The Melton Constable or Hastings portrait of Queen Katherine Parr
Katherine Parr by Master John
The Jersey Portrait of Katherine Parr
The above three paintings of Katherine Parr show an attractive, stylish woman.
Katherine Parr by Lucas Horenbout
The above miniature of Katherine Parr shows neither.
I will confess to having had the same relationship to it as many people have to the Anne Boleyn miniature – I have simply refused to believe that it is of Katherine Parr. I have since amended that belief, however, since starting this research and I hope that others will do the same if they agree with my theory and put aside their instinctive dislike for the Buccleuch miniature as a representation of Anne Boleyn.
Anne Boleyn – The Bradford Holbein Drawing of a Lady (British Museum)
Portrait of a lady, formerly thought to be Anne Boleyn, head and shoulders of a woman turned to right and looking to right, wearing a head-dress, necklace and bodice with a square neckline. Black chalk, partly stumped, and red chalk, with brush drawing in black ink, and with yellow wash; on pale pink prepared paper; corners cut diagonally.
Inscriptions Inscription Content: Inscribed in a seventeenth-century hand in brown ink, to the left of the sitter, “Anna Bullen de collata / Fuit Londini 19 May 1536”.
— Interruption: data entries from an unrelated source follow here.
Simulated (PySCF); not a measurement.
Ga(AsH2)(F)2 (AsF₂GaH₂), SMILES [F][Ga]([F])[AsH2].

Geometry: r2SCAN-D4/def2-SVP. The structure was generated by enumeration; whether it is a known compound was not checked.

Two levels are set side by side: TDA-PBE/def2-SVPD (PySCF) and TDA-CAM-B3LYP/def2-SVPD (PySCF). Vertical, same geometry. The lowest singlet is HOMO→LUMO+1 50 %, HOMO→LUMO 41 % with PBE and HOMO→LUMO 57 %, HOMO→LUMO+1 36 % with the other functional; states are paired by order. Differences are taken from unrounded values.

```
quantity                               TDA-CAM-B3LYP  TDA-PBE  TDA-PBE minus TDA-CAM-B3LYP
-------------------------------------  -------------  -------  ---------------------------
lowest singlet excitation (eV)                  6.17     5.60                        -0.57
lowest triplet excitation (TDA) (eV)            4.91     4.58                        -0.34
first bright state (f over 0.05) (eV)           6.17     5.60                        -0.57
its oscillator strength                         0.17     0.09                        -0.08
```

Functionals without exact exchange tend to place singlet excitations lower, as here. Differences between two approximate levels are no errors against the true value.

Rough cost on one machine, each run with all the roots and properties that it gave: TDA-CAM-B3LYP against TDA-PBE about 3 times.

Curator's comments Although imperfectly preserved, this drawing is of high quality and equal to the best of the portrait drawings by Holbein in the Royal Collection at Windsor Castle. It was undoubtedly executed during the artist's second stay in England, when he had abandoned the practice of drawing portraits in coloured chalks on unprimed paper on a relatively large scale in favour of working on paper prepared with a flesh colour, on a smaller scale.
The identification of the sitter as queen Anne Boleyn is however, not correct. It can be traced no earlier than 1649, the date of the etching made by Wenceslaus Hollar after the present sheet, when it was in the collection of the Earl of Arundel (New Hollstein 978; see BM O,7.42 ). The print is inscribed "ANNA BVLLEN REGINA ANGLIÆ / HENRICI VIIui Vxor 2da Elizabeth Regine / Mater, fuit decollata, Londini 19 May Ao 1536", but it is not clear whether the inscription was taken from this drawing or vice versa. Many subsequent painted and engraved representations of Anne Boleyn were based on Hollar's print. Contemporary portraits of the queen are scarce. Rowlands and Starkey have presented a strong argument to support the identification of Holbein's drawing of c.1532-6 inscribed in a later hand 'Anna Bollein Queen' in the Royal Collection, although this has not been universally accepted (see 'Henry VIII: Man and Monarch' exhibition catalogue edited by S.Doran, London, British Library, 2009, no.3). Her coronation medal of 1533 has survived in a single lead impression, which is very worn (British Museum, Department of Coins and Medals, inv. no. M 9010). Of the mid-sixteenth century representations of her, the most reliable must be the tiny miniature set into a ring of about 1575 which belonged to her daughter, queen Elizabeth I (The Chequers Trust; see 'Elizabeth' exhibition catalogue edited by Susan Doran, London, The National Maritime Museum, 2003, no.7). This likeness comes from the same source as the painting in the National Portrait Gallery (inv. no. 668) and is seen in later copies such as the one in Ripon Cathedral (see 'Henry VIII: Man and Monarch' exhibition catalogue edited by S.Doran, London, British Library, 2009, no.105).
There is a copy of the present drawing in the Ashmolean Museum, Oxford, drawn in black lead on vellum. This was formerly ascribed to George Vertue, but has been attributed by Brown to Jonathan Richardson, senior (1665-1745), a former owner of the present drawing. It is accompanied by a curious account written by the younger Richardson of how his father lent the original, which was never returned, to the then Earl of Bradford.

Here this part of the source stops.